In the Mahāvedi, first an area to make the six dhisnya hearths under the Sadas, the shed or the tent, is marked at six purusa from the left (ŚB 3.6.1.3). To further east is Havirdhāna, the cart shed, and still further east, the Uttara-vedi, the great altar, in a square shape. One is enjoined to make the altar with each side the size of the yoke (ŚB 3.5.1.34), which is 86 a¡gulas (120 angulas = 1 purusa), or in a measure of 10 feet. Eggeling explains that there is disagreement regarding the location and size since there is another option “between four other measurements, viz. he may make it either one third of the area of the large altar, or of unlimited size, or of the size of the yoke or of tem of the sacrificer’s feet”. (Eggeling, Vol II, page 119)
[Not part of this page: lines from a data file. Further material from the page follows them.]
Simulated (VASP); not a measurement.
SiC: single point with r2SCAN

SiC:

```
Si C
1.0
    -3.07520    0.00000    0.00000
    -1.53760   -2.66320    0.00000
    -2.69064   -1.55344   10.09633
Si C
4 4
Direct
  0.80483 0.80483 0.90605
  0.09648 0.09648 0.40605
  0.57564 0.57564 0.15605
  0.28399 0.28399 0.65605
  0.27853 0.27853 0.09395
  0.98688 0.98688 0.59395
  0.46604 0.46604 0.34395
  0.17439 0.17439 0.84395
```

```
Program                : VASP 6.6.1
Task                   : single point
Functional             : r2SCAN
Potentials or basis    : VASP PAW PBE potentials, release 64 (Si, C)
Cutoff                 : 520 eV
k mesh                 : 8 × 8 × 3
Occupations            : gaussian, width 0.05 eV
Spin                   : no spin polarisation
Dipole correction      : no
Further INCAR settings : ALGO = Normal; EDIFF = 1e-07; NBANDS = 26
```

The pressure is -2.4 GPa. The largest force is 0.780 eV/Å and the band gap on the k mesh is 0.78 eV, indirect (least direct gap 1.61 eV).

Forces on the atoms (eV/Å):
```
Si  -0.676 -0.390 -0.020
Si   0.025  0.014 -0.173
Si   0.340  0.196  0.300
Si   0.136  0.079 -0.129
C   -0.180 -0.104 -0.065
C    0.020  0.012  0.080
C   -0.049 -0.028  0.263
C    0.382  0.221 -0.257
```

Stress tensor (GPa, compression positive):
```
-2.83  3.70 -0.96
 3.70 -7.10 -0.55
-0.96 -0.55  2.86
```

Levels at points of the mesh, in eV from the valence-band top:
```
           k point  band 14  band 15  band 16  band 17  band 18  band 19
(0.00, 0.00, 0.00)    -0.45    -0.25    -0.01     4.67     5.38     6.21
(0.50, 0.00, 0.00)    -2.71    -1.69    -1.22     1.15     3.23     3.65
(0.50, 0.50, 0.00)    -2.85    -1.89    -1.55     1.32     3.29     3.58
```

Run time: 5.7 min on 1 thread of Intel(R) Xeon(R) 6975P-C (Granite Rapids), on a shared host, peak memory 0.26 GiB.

I believe this ambiguity is deliberate since the location of the Uttara vedi would depend on its size, which is going to vary from 7½ square purusa to 101½ square purusa. In its basic placement, one would expect the determining factor to be the symmetry with the Sadas of six purusa width. This means that the Uttara-vedi will be built 54 purusas from the west, or six purusas from the east.

Thus, the great square altar at the extreme east end of the Mahāvedi is marked off at a point which is 54 units away from the west end.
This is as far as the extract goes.